'My Old Lady' is smoothly directed and rings true emotionally

'Lady' stars Kevin Kline as a man who inherits a Parisian apartment only to discover that its tenants have no intention of leaving.

'My Old Lady' stars Kevin Kline (l.) and Maggie Smith (r.).

Courtesy of Cohen Media Group

September 10, 2014

Israel Horowitz, age 75, has made his directorial debut with “My Old Lady,” adapting his 2002 play about a beaten-down, thrice-divorced 60-ish New Yorker, Mathias Gold (Kevin Kline), who inherits a Parisian apartment from his estranged father. To his dismay, the place is occupied by a tenant, a 92-year-old Englishwoman, Mathilde (Maggie Smith) and her daughter, Chloe (Kristin Scott Thomas). Because of a complex French real estate system called viager, she can resist eviction and collect monthly payments from Mathias until her death.

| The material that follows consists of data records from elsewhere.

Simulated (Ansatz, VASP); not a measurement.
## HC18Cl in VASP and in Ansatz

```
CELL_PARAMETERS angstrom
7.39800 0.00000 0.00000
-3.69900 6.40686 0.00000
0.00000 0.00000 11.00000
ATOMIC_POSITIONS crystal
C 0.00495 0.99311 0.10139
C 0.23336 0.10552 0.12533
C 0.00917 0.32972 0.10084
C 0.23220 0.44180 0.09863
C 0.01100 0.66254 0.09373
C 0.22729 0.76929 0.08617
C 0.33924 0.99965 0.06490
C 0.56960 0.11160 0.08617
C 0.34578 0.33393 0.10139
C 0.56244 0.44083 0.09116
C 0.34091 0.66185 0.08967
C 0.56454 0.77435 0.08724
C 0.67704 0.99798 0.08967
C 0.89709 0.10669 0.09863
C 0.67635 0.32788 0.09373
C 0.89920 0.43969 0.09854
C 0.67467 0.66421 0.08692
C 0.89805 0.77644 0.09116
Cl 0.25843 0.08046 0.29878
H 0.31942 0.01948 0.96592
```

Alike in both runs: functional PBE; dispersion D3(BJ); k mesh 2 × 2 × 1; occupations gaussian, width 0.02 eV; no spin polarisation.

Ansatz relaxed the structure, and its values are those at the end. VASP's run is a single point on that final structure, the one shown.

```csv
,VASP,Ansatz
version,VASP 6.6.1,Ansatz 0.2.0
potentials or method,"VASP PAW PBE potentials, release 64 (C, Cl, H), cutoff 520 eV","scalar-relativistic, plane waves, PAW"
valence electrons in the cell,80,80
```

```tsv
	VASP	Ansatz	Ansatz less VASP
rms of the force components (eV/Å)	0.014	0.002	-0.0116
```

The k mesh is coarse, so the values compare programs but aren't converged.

Horowitz does a smooth job of keeping the action focused without seeming stagebound – bringing the streets and lights of Paris into the picture certainly helps – and the performers make the best of their best lines. Smith is not playing the usual “Maggie Smith” role; she’s softer, not quite as imperiously forbidding as usual. The material veers a bit too predictably from near farce to serioso dramatics but the trajectory here makes emotional sense. Grade: B (Rated PG-13 for thematic material and some sexual references.)